Adjacent Topics and Strategy

Solutions connects directly to Electrochemistry (Kohlrausch’s law uses limiting molar conductivity from infinite dilution), Chemical Kinetics (pseudo-first-order reactions in large solvent excess), and Equilibrium (partition coefficient, distribution law). In JEE Main (~3% weightage, typically 1 question), expect a single MCQ or numerical worth +4 marks, solvable in under 90 seconds if you recall the i-correction formula. Skip lengthy azeotropy derivations — focus on numerical fluency with K_b (water = 0.52 K kg mol⁻¹), K_f (water = 1.86 K kg mol⁻¹), and K_H (O₂ in water at 298 K ≈ 34.86 k bar).

Common Mistakes Recap

  • Confusing M and m → wrong answer in density-given problems.
  • Forgetting i for electrolytes → answer is off by factor of 2 or 3.
  • Applying Raoult’s Law with x_solute instead of x_solvent for Δp/p°.
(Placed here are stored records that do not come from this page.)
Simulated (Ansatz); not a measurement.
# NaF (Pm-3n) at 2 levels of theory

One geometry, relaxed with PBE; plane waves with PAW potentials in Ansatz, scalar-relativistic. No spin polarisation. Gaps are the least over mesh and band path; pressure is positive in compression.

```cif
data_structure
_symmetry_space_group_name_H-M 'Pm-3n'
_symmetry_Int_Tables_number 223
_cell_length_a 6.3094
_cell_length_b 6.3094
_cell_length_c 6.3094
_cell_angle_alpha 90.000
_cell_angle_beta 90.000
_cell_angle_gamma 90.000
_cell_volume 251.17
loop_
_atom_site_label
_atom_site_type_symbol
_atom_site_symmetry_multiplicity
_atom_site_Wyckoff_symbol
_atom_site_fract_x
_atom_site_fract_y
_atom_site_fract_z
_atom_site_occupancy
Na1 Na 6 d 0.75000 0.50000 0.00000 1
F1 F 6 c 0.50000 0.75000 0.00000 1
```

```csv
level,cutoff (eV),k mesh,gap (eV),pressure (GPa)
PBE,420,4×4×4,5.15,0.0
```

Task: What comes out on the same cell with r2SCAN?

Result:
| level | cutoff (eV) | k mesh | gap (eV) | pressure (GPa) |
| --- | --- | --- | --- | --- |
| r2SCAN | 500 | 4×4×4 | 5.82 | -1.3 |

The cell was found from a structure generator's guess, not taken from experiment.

Time strategy: If a question pairs a colligative property with a dissociation constant K_a or K_sp, expect α → i conversion first, then plug into ΔT_f or π.

Practice Prompts

  1. Numerical: A solution of 1.2 g of a non-electrolyte in 50 g water freezes at −0.74 °C. Calculate molar mass. (K_f = 1.86; answer ≈ 60.3 g mol⁻¹)
  2. Conceptual: Justify why a mixture of 95.6% ethanol + 4.4% water (the ethanol–water azeotrope) cannot yield 100% ethanol by fractional distillation.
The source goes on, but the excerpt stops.